Note: Dashed lines with x-markers are extrapolated beyond the current observation period.

The bottom panel of Figure 1 presents the predicted odds of abstinence relative to moderate drinking for these same baseline ages but with age presented on the horizontal axis. The solid lines in this panel are the same trajectories presented in the top panel. However, in this bottom panel, we also predict the odds of abstinence up to age 95 for baseline age group. These additional estimates represent an extrapolation beyond the current study period of 54 years for those aged 25 at baseline and 14 years for those aged 65 at baseline. This extrapolation was accomplished using the same time slopes used for graphing the solid lines; however, when extrapolating, we extended the time period simply by solving for additional points in time beyond the study period. This method assumes that the rate of change in alcohol use remains constant during the years that extend beyond our available data.

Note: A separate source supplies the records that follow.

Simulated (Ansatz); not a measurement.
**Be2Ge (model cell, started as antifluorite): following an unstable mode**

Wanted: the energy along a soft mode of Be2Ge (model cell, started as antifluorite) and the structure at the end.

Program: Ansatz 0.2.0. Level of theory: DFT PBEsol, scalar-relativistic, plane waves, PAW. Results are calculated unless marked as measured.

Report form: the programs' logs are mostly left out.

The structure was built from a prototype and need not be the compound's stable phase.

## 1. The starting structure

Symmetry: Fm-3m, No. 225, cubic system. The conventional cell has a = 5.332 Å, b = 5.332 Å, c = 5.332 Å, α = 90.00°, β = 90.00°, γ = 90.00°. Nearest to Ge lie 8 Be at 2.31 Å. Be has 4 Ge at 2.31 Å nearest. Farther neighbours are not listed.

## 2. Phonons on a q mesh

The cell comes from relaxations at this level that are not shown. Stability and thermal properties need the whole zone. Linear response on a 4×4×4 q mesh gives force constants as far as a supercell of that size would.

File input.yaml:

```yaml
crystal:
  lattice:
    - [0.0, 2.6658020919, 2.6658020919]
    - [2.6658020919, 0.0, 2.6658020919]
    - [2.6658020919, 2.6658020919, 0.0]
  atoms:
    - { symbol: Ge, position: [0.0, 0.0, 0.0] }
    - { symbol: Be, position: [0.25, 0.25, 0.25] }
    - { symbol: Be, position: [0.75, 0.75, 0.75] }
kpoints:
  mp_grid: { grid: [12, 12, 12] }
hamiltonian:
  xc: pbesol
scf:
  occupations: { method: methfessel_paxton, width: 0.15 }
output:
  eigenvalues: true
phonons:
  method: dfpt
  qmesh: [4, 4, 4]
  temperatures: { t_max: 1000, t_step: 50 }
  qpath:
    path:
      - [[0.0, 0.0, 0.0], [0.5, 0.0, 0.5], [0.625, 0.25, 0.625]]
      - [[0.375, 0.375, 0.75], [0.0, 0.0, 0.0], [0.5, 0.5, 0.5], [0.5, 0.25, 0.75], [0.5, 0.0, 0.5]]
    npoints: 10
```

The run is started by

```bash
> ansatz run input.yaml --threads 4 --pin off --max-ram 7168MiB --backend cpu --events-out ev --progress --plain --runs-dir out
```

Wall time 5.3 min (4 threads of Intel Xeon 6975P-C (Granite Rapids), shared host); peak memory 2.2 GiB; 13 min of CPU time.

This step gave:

What these extrapolations show is that, despite their slower rate of transition to abstinence during the study period, the younger adults appear to be on course toward abstinence from alcohol earlier in the life course compared to current older adults. For example, at age 65 the extrapolated odds of abstinence for the younger age group are 4.063, whereas the estimated odds of abstinence for the older age group are 1.456. In addition, choosing an arbitrary odds of 2.0, one can see that the younger group reaches this point somewhere between the ages of 51 and 53, whereas the older group does not reach this same point until approximately ages of 67 to 69.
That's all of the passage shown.